As our seemingly endless primary process reaches the homestretch and the focus shifts to the general election, we need to pull the plug on the media's disturbing habit of acting as if foreign policy and domestic policy are completely separate entities -- a pair of high stakes board games that can only be taken off the shelf and played one at a time. To hear the media tell it, combining the two would make about as much sense as using your Monopoly pieces to play Risk.
But while there is almost nothing about the Iraq war that can be labeled a success, we can declare that it has been exceedingly successful in showing how intertwined foreign and domestic policy actually are. In the book The Three Trillion Dollar War: The True Cost of the Iraq Conflict, Nobel Prize-winning economist Joseph Stiglitz, along with co-author Linda Bilmes, argue that, even using "conservative assumptions," the Iraq war will cost at least $3,000,000,000,000, and likely as much as $5,000,000,000,000.
Stiglitz also argues that the war has played a major role in the current subprime credit crisis and our long, hard slog toward recession. Because of the cost of the war, the Fed flooded the system with credit. "The regulators were looking the other way and money was being lent to anybody this side of a life-support system," Stiglitz told The Australian's Peter Wilson.
The book (excerpted here by the Times of London, and here's an interview with the authors at Democracy Now) notes that the cost is 60 times the $50 - 60 billion we were told the war would cost by Don Rumsfeld. The Iraq war is already the second costliest war in American history, trailing only World War II.
Stiglitz makes the case that no country can fight a protracted war without deep and long-lasting effects on domestic policy. Particularly a protracted war paired with tax cuts. Now this doesn't mean a war shouldn't be fought (see World War II), but it does mean that our leaders should be honest about what the real costs will be. And not just in terms of dollars and cents but also in opportunity costs.
The single defining constant of the war over its disastrous, almost-five-years has been the complete and total lack of honesty from those who got us into it and have championed its continued prosecution -- including head war cheerleader John McCain. And although the driver of the 100 Year War Express is fond of offering frequent, empty, and clichéd nods to "sacrifice," he somehow thinks that's all the discussion that's needed about the costs of the war. Note to McCain: your protestations about "out of control" government spending would carry more weight if they weren't accompanied by calls for making permanent the tax cuts you once opposed as "not appropriate" in a time of war.

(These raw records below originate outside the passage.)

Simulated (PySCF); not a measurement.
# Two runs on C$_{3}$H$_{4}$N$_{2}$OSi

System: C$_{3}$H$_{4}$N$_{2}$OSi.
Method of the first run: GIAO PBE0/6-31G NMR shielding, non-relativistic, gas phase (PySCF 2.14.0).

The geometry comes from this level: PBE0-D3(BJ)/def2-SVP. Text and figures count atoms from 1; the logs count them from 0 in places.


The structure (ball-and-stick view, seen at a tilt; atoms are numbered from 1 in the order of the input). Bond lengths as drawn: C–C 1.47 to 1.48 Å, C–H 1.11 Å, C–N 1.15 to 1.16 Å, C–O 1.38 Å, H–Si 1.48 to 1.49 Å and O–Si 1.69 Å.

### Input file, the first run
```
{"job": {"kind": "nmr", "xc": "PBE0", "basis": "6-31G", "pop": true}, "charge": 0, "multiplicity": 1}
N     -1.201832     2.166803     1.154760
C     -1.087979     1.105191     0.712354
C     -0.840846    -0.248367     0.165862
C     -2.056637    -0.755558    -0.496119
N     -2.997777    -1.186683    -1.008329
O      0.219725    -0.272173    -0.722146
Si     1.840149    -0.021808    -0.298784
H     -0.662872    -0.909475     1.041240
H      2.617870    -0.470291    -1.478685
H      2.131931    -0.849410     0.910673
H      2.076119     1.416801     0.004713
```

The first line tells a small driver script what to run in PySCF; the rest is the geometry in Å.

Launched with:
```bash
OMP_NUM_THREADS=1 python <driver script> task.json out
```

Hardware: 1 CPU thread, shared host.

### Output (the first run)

Maybe Saddam Hussein's head was worth $3,000,000,000,000 -- $5,000,000,000,000, maybe it wasn't (like most of the country, I believe the latter), but if McCain wants us to be there for 100, or 1,000, or a million years, he should be forced to make the case that the benefits outweigh the costs -- foreign and domestic.
As Crooked Timber's Daniel Davies notes, "the cost of the Iraq War could have underwritten Social Security for fifty years."
Or, as Aida Edemariam puts it in the Guardian, it would have paid for "8 million housing units, or 15 million public school teachers, or healthcare for 530 million children for a year, or scholarships to university for 43 million students." Of course, as John McCain himself has told us, he "doesn't really understand economics." But foreign policy does not exist in an economics vacuum.
Yet does anybody doubt that the general election is going to feature article after newscast after editorial extolling McCain's "foreign policy expertise?" Even if he's asked about the cost of remaining in Iraq, McCain will likely respond with some version of the Bush spin. "People like Joe Stiglitz," said the White House "lack the courage to consider the cost of doing nothing and the cost of failure. One can't even begin to put a price tag on the cost to this nation of the attacks of 9/11."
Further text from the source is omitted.